Cooling 54 kilowatts per Cabinet

Each of Titan's 200 cabinets will require up to 54 kilowatts of power, an intense high-density load. The system is cooled with an advanced cooling system developed by Cray, which uses both water and refrigerants. The ECOPhlex (short for PHase-change Liquid Exchange) cooling system uses two cooling loops, one filled with a refrigerant (R-134a ), and the other with chilled water. Cool air flows vertically through the cabinet from bottom to top. As it reaches the top of the cabinet, the server waste heat boils the R-134a, absorbing the heat through a change of phase from a liquid to a gas. It is then returned to the heat exchanger inside a Liebert XDP pumping unit, where it interacts with a chilled water loop and is converted from gas back to liquid.

ORNL estimates that the efficiency of ECOPhlex allowed it to save at least $1 million in annual cooling costs on Jaguar. The advanced nature of the ECOPhlex design will allow the existing cooling system for Jaguar to handle the upgrade to  Titan, accommodating a 10-fold increase in computing-power within the same 200-cabinet footprint.

Upon completion, Titan will require between 10 and 11 megawatts of power. Oak Ridge has 140 additional cabinets for the other systems within its facility, and currently has 14 megawatts of total power for its IT. Another 4.2 megawatts of power is dedicated to Oak Ridge's chiller plant.

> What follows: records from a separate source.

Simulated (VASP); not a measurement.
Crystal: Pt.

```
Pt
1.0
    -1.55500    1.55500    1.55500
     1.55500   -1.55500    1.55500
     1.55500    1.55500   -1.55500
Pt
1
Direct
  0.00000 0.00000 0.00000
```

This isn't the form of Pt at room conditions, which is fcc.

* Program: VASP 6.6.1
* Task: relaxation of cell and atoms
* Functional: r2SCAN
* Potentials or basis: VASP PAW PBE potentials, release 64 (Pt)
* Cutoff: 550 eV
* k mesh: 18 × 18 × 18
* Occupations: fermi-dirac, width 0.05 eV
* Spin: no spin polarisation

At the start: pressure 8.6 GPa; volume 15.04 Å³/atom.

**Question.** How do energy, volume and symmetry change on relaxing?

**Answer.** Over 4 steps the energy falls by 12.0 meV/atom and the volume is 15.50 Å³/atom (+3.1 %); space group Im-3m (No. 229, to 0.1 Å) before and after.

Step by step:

Oak Ridge's three supercomputers: Gaea, Kraken and Jaguar, are all currently ranked among the top 33 supercomputers in the world. (Photo: Rich Miller)

More Power, Scotty!

As Oak Ridge continues to expand its technical computing operations, it will need additional space and power for both its supercomputers and its in-house computing needs. An upgrade is in the works that will  provide Oak Ridge with an additional 20 megawatts of power for IT loads and 6 megawatts of chiller power capacity.

Jaguar and the other supercomputers at Oak Ridge provide researchers with the ability to tackle computational problems that would be impossible on other systems. Scientists are using these machines for breakthrough research in astrophysics, quantum mechanics, nuclear physics, climate science and alternative energy.

While the powerful systems housed at Oak Ridge require different approaches to power and cooling, the nature of their workloads enables different approaches to infrastructure. "Because of our financial and footprint constraints, we have to be really focused on keeping things simple," said Griffin. "We don't need to keep these things on at any cost, so we don't need a Tier IV system. HPC used for research can recover from power outages. The biggest problem with the power going off is restarting stuff and hardware problems (from a hard stop)."

Operational Focus on Reliability

Even though Oak Ridge may not have the same uptime requirements as a major bank or stock exchange, reliability still matters. At a recent meeting of the Tennessee chapter of AFCOM, Griffin and Scott Milliken, Computer Facility Manager at Oak Ridge, discussed some of the operational strategies the lab employs to maintain high reliability.

The ORNL team works to rigorously commission, test, inspect and maintain electrical and mechanical equipment. That includes infrared and acoustical scans of electrical and mechanical rooms, power testing using load banks, simulations of power losses, predictive and preventive maintenance, and maintaining an inventory of spare parts on-site for critical components.

Griffin said Oak Ridge also has detailed power quality monitoring to guard against equipment challenges related to "dirty power,” and specs equipment to be able to ride through a range of  power quality events in the electrical system. “Nowadays, power supplies can handle a lot of things on power quality events,” said Griffin.

On the user side, no single computing job can run more than 24 hours, so any loss of data from a power outage would be limited.

Focusing Redundancy on Most Critical Systems

The Oak Ridge data center focuses its redundant infrastructure on key systems that manage a graceful shutdown of power and a quick restart of cooling systems. A 1,000 kVA uninterruptible power supply (UPS) system backs up the disk storage systems and some chillers, allowing the lab to maintain cooling in critical areas of the facility. ORNL also has worked with vendors on a quick-start system on its chillers, which allows it to produce chilled water within five minutes of a restart - a key consideration when seeking to limit the time period in which cabinets go without cooling.

On the efficiency front, the lab has implemented cold aisle containment in its storage gear and some areas of the supercomputing installations.  It will also raise the temperature in cold aisles to 65 degrees - still chilly by most standards, but up from the original 55  degrees.

The lab is currently nearing completion on an additional 20,000 square foot data hall which will be dedicated to its enterprise computing needs. As Oak Ridge's in-house workloads are migrated to the new space, it will free up more space for future supercomputers.

"We envision two systems beyond Titan to achieve exascale performance by about 2018," wrote Jeff Nichols, Associate Laboratory Director for Computing and Computational Sciences. "The first will be an order of magnitude more powerful than Titan, in the range of 200 petaflops. This system will be an exascale prototype, incorporating many of the hardware approaches that will be incorporated at the exascale. We hope to scale this solution up to the exascale."